August 7, 2007
Rocket Science.
"Rocket Science joins a long line of movies about teenage outcasts struggling to find their place in the world; two years ago the prize entry was Thumbsucker," writes Newsweek's David Ansen. "But this sharp and painfully funny coming-of-age story - a hyperarticulate comedy about an inarticulate boy - manages to avoid just about every cliché of the genre.... Writer-director Jeffrey Blitz previously made the irresistible 2002 documentary Spellbound, about kids in spelling bees. Rocket Science is his first dramatic feature, and it has a quirky literary voice all its own—self-conscious, but so sure-footed it earns its right to preen now and then."
"Blitz has a knack for creating (or in the case of his documentary, finding and presenting) young characters we really care for, and then sending them, and us, into desperate, gripping situations," writes Matt Singer at IFC News. "These are movies you feel, right down to your toes."
Updated through 8/11.
"[T]his Amerindie's excesses of quirk seem hormonal rather than Sundance Lab-engineered," suggests Mark Asch in the L Magazine. "How else to explain the sight of a kid leafing through his parents' Kama Sutra while, downstairs, mom and dad play Violent Femmes songs on cello and piano?"
"What makes the first fiction feature from documentarian Blitz persuasive is its late-film detour from the inspirational niche-sports genre to something altogether unexpected - and the winning lead performance of Reece Daniel Thompson as Hal Hefner, a bashful teen coaxed into helping his school earn some payback for last year's debate-team fiasco," writes Jim Ridley in the Voice.
Blitz is on ReelerTV; and Gina Piccalo lunches with him for the Los Angeles Times.
Earlier: "Sundance. Rocket Science."
Update: "Quirky, quirky, quirky goes Rocket Science. Round, round, round roll my eyes," sighs Nick Schager at Slant. "Blitz has little to say about his themes that couldn't easily fit on a Hallmark card."
Update, 8/8: Michael Guillén talks with Blitz and Thompson for SF360.
Updates, 8/9: "Thompson's stutter as Hal just seems precious," remarks Armond White in the New York Press. "It's indicative of the self-pitying narcissism found in so many indie youth movies - from Donnie Darko to anything starring Joseph Gordon-Levitt."

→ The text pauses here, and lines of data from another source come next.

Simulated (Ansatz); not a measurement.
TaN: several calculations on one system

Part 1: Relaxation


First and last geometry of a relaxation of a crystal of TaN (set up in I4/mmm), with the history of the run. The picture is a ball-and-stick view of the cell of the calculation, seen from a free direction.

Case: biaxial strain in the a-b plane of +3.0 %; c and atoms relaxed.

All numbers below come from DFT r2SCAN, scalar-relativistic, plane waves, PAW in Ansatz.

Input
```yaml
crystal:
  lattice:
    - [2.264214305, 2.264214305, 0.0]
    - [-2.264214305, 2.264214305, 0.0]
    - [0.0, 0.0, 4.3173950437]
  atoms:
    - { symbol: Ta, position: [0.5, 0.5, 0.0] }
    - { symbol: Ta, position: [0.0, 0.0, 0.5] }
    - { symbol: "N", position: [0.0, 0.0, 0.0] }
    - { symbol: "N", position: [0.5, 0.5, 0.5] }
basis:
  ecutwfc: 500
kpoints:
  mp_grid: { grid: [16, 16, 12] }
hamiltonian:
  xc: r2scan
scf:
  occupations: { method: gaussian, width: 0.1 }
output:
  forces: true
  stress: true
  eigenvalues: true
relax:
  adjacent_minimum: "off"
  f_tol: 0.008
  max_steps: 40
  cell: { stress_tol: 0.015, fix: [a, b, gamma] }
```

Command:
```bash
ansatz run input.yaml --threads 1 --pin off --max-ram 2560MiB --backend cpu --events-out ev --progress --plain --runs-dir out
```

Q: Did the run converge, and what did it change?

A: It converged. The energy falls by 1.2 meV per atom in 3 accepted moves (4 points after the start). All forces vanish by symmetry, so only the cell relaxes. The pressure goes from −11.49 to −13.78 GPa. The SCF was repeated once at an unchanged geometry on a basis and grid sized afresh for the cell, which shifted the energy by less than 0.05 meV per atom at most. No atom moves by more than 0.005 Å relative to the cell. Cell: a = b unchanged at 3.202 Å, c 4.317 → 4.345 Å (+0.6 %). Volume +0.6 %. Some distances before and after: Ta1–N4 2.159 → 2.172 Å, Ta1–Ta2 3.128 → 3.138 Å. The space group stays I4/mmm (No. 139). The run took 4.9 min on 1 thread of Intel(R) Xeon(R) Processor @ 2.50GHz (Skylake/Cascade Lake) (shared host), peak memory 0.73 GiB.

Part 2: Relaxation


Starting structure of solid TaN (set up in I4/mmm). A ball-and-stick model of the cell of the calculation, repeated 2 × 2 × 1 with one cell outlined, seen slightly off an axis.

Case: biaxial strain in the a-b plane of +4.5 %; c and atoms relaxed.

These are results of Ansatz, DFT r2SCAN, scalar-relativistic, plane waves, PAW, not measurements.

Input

"Due to fine performances by Thompson and Vincent Piazza as older brother Earl, Rocket Science nails a number of details crucial in portraying the comic absurdity of awkward adolescence," writes Michael Joshua Rowin at Reverse Shot. "Blitz takes great care to avoid obvious generic clichés - if you're expecting a triumphant showdown, you'll be sorely disappointed - but this only pushes the film into other, newly minted traps."
Hey, Jeffrey Blitz is today's pinch hitter at the Reeler, where Vadim Rizov writes, "Rocket Science is not a 'Sundance movie.' Yes, it premiered at this year's festival, and yes, it's a quirky, heart-warming story about misfits, and yes it is writer/director Jeffrey Blitz's follow-up to the quintessential nerd-doc, Spellbound. But Rocket Science never curdles into the intolerable realm where would-be 'indies' like Garden State torment and browbeat audiences into submission with a combination of offbeat jokes and overt sentimentality. This isn't the tic-ridden posing and preening of well-heeled actors trading lower paychecks for ostensible street cred. The oddballs are kids; they can't help it."
Updates, 8/10: Rocket Science "borrows a few plot elements from Election and much of its sensibility from Wes Anderson, yet still somehow comes across as fresh and original," writes Mike D'Angelo at Nerve.
"[O]nce you crack the self-conscious veneer, there's no doubt there's an openhearted movie underneath," writes Salon's Stephanie Zacharek.
"Your affection for Rocket Science will depend on the depth of your identification with Hal's angst and the degree to which you regard high school as the ultimate microcosm of American life," writes Stephen Holden in the New York Times.
Updates, 8/11: "It will probably take a few more viewings to confirm it, but Rocket Science might belong up there with the best of recent coming of age sagas - in the company of such instant classics as Wes Anderson's Rushmore and Terry Zwigoff's Ghost World," writes Marcy Dermansky.
"While Rocket Science does get a lot of things right, it's hard not to label it as 'just another Sundance film' - the kind that's amusing to watch, but easily forgettable," writes Erik Davis at Cinematical, where he also talks with Blitz.
"The world could probably live without another quirky high-school comedy about a misfit's coming of age," concedes Scott Tobias at the AV Club, but Rocket Science "carves out a place for itself anyway, because it's so determined to undercut expectations and access the feelings of a stuttering boy who can't express them on his own."